Is the never ending story of the unsealed Mereenie Loop Road Central Australia’s answer to Ground Hog Day? Every time a downturn in tourist numbers makes the headlines, that road’s surface is named as the reason why the punters are staying away.
But could it be that numbers are down because it costs too much to get here, it costs just as much to leave, there’s not much to do once in Alice and what there is to do can be expensive?
Or how about that all those who still haven’t seen Uluru can fly there direct, see it, and then move on?
Annie’s has closed, the Todd River (and the Todd Mall?) is a no-go area after dark, Monte’s gets hammered as a matter of course, and we want people, especially young people, to come here to spend money and have a good time?
As they say, good luck with that.
Alice and her environs need a new theme, although what that will be I do not know. And while a journey on a sealed or unsealed Mereenie Loop Road will always be part of what we offer, Alice has to be more than the gateway to the Rock.
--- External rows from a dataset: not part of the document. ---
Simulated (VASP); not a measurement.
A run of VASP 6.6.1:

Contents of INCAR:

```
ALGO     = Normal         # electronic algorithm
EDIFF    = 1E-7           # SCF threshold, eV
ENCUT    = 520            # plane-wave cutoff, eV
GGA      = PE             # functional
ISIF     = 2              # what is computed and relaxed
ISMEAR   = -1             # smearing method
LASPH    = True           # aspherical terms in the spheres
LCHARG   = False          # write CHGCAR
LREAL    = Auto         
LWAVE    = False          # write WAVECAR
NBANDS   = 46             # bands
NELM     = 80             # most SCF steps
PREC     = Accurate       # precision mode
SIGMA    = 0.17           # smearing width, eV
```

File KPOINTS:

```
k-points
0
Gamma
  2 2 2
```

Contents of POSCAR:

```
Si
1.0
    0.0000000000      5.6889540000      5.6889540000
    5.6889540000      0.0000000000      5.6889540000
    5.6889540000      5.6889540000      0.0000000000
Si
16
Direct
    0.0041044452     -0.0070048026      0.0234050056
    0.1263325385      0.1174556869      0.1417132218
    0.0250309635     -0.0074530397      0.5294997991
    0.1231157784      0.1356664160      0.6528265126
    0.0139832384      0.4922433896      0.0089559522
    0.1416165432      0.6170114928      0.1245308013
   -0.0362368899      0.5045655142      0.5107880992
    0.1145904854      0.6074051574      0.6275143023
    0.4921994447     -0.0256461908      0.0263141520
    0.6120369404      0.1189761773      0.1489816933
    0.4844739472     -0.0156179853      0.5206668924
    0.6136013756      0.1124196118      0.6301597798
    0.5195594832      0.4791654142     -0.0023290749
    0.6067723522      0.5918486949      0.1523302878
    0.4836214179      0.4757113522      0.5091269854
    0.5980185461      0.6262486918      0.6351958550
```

We do have the Larapinta Trail and some of the best mountain bike tracks in the world. We also have annual races featuring off-road bikes and buggies, camels, and boats in a dry river. But is all that enough to sustain a moribund tourist industry? Maybe not.
Perhaps, blasphemy of blasphemies, the tourist industry wants to take a step back and stop pretending that it’s the reason for Alice being here.
A question to consider is what are we if not primarily a tourist destination? I can suggest three good answers to that question, and one fairly ordinary one.
We are the cultural centre of a still remarkable and ever renewing art movement, as anyone who has visited the current Desert Mob exhibition at Araluen can see.
We are the service centre for various experiments in remote living that continue to offer challenges and possibilities.
And we are gearing up to host a fine dynamic between Green growth and energy mining.
On the more ordinary side of the ledger, one of our growth industries seems to be in law-n-order. A new court house and the innovative Temporary Beat Patrols limiting access to take-away grog are stand-out examples. Both are necessary, but neither are drawcards.